On 17/07/2024 16:57, Jeroen Koekkoek wrote: Hi Jeroen,
That is indeed correct. At runtime the CPUID instruction is used to detect which extensions are offered and it chooses based on that. When compiling on x86_64 with SSE4.2 and AVX2 enabled, the binary will actually contain 3 parsers, the most optimal one is used at runtime.
Thanks for this clarification. NSD doesn't log this info when starting, and "nsd -v" also doesn't reveal which parser it has chosen. I think such information will be useful to both users and developers, especially when trying to debug an issue. Do you think you could add this to the output of "nsd -v" (something like which parsers have been compiled, and which one is being chosen)?
So a question: as a packager and distributor, do I need to build on a processor that has both SSE4.2 and AVX2 instructions enabled? And if one or both of these are not enabled, will the resulting build contain fewer parsers?
Optimized versions can be disabled with --disable-westmere (SSE4.2) and --disable-haswell (AVX2) if desired btw.
Thanks for providing these options. But it would help users to know the effects of enabling/disabling these options, so that they can make an informed choice.

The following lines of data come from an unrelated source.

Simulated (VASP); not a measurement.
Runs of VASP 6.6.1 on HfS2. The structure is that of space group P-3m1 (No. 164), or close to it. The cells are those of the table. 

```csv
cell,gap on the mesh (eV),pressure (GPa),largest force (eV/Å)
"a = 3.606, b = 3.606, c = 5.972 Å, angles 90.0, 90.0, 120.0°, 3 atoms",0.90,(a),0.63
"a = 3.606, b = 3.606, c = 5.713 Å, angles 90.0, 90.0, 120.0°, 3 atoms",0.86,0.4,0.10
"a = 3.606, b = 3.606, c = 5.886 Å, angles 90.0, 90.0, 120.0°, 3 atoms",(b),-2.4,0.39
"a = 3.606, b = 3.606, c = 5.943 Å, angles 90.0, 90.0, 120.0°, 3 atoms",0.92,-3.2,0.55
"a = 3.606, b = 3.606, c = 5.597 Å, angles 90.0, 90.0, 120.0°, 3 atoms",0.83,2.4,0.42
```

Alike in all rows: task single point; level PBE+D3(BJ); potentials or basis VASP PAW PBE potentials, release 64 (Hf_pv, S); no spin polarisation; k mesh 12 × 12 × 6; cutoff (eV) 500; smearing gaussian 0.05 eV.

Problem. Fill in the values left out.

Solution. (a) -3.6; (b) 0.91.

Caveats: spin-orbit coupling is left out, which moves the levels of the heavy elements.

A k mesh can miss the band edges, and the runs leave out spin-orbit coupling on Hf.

Another question: if a user has a binary containing all three parsers, and wants to disable one or more of them at run-time, how is the user supposed to do this?
Actually, I just went to look at doc/README, which has notes on how to compile NSD, but not all the enable/disable options are fully documented, so a user cannot make informed choices about whether to enable/disable certain features in their builds. I think I'll open a separate issue about this.